More than anything else, this is a book about rationality, how to understand the way our sense of the rational maps to sound decision making and how it may map to unsound decision making.
For Gilboa, rationality is not an objective state of flawless thinking. Instead, he understands “rational” to describe a process of thinking that a person is “comfortable with” and “not embarrassed by” (5), which makes it much more subjective than I am entirely comfortable with. He does acknowledge that rational thinking is that which is stable and coherent but with a person’s own sense of standards (6) instead of some standard or expectation outside the self. To me, this definition seems to describe a way of thinking that is “reasoned,” in that it is the result of a process of deliberate thinking, but that may still be flawed because the reasons are just not good. To call thinking “rational” seems to require the application of a set of principles of necessity or intellectual obligation to some standard that is outside the subjective. There are plenty of situations where the correct decision is counter-intuitive and uncomfortable but ultimately discoverable through systematic thinking.

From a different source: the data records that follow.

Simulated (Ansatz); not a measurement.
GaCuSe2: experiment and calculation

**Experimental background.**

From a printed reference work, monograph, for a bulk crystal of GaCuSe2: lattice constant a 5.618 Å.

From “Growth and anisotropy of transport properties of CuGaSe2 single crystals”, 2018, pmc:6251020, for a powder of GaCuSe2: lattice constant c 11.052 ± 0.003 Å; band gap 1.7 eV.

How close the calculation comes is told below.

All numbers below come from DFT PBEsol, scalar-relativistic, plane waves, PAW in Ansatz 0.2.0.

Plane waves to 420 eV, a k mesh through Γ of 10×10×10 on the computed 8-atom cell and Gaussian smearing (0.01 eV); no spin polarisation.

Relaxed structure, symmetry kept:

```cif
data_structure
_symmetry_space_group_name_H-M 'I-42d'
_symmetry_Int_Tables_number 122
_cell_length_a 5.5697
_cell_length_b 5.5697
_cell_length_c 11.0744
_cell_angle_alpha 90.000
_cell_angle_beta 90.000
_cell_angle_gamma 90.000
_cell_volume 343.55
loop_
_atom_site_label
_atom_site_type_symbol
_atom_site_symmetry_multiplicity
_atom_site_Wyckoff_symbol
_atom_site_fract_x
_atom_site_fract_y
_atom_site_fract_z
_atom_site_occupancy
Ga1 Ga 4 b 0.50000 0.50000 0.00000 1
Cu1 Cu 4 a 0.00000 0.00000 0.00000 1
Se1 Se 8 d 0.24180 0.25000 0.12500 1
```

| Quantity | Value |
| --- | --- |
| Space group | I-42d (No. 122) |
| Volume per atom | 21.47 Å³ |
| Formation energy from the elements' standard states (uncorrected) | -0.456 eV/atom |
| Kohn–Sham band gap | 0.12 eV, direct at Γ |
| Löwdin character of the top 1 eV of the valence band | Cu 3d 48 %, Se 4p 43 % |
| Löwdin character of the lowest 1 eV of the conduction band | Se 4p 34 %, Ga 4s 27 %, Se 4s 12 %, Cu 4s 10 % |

In spite of this difference, I do think that Gilboa offers a look at the principles guiding rational thought and decision making. His point, if I read him correctly, is to show how our intuitions can map onto those frameworks. And at some level this makes sense — we do try to maximize utility, minimize risk, and try to win games or choose outcomes of equilibrium when outright winning is not possible. And we come to these conclusions by assigning value, utility, or some other kind of preference to desirable outcomes and we assess the potential for the various risks that threaten those positive outcomes. In that sense, rational decision making does appear intuitive and subjectively felt. The math that explains those intuitions and subjective preferences coalesce into models that appear to offer normative rules of logic but perhaps those rules are just the result of retrospective thinking about enough decisions where we know the outcome and where the law of large numbers leads us to see how the sum of those decisions converges on the mean, describable with a tidy mathematical formula.
The value in this book is that Gilboa builds up a vocabulary of decision theory and descriptive statistics that allow readers to develop a literate awareness of the factors that may be driving their sense of rational choice. In this way, the book is like Susan Stebbing’s Thinking to Some Purpose, which similarly tried to build a person’s meta-awareness of their own thought process and how they could be led toward or away from sound conclusions.